Question: Find the area of the surface generated when the given curve is revolved about the given axis. \[…

Find the area of the surface generated when the given curve is revolved about the given axis.
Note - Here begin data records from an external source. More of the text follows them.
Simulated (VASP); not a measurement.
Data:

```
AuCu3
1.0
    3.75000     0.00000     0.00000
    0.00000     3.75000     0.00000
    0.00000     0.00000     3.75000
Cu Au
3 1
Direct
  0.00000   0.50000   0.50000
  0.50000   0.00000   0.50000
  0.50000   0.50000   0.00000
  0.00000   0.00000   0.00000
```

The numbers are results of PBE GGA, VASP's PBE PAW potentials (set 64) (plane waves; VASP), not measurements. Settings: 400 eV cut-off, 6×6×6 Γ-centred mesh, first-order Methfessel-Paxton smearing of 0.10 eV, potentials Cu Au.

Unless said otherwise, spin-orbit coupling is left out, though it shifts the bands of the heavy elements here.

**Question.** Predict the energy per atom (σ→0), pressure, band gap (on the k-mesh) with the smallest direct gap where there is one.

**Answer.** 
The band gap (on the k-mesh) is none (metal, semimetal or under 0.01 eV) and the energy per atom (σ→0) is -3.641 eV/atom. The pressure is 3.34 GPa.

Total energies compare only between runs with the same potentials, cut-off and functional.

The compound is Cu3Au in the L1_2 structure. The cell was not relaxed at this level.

\[ y = 22\sqrt{x}, \text{ for } 9 \leq x \leq 17; \text{ about the x-axis} \]

Solution

To find the area of the surface generated when the given curve is revolved about the x-axis, we use the formula for the surface area of revolution: \[ S = \int_a^b 2\pi y \sqrt{1 + \left(\frac{dy}{dx}\right)^2} \, dx \] Given the function \( y = 22\sqrt{x} \), we need to determine the derivative \( \frac{dy}{dx} \). First, let’s calculate \( \frac{dy}{dx} \): The function is \( y = 22x^{1/2} \). Differentiate with respect to \( x \): \[ \frac{dy}{dx} = 22 \cdot \frac{1}{2} x^{-1/2} = 11x^{-1/2} = \frac{11}{\sqrt{x}} \] Next, substitute \( y = 22\sqrt{x} \) and \( \frac{dy}{dx} = \frac{11}{\sqrt{x}} \) into the surface area formula: \[ S = \int_9^{17} 2\pi (22\sqrt{x}) \sqrt{1 + \left(\frac{11}{\sqrt{x}}\right)^2} \, dx \] Simplify the expression under the square root: \[ \sqrt{1 + \left(\frac{11}{\sqrt{x}}\right)^2} = \sqrt{1 + \frac{121}{x}} \] Now substitute back: \[ S = \int_9^{17} 44\pi \sqrt{x} \sqrt{1 + \frac{121}{x}} \, dx \] Simplify: \[ S = \int_9^{17} 44\pi \sqrt{x} \cdot \sqrt{\frac{x + 121}{x}} \, dx \] \[ S = \int_9^{17} 44\pi \frac{\sqrt{x + 121} \cdot \sqrt{x}}{\sqrt{x}} \, dx \] \[ S = \int_9^{17} 44\pi \sqrt{x + 121} \, dx \] Now evaluate the integral: Let \( u = x + 121 \), thus \( du = dx \), and when \( x = 9 \), \( u = 130 \), and when \( x = 17 \), \( u = 138 \). \[ S = \int_{130}^{138} 44\pi \sqrt{u} \, du \] Evaluate the integral: \[ S = 44\pi \left[ \frac{2}{3} u^{3/2} \right]{130}^{138} \] \[ S = \frac{88\pi}{3} \left[ u^{3/2} \right]{130}^{138} \] \[ S = \frac{88\pi}{3} \left[ 138^{3/2} - 130^{3/2} \right] \] This provides the surface area after calculation.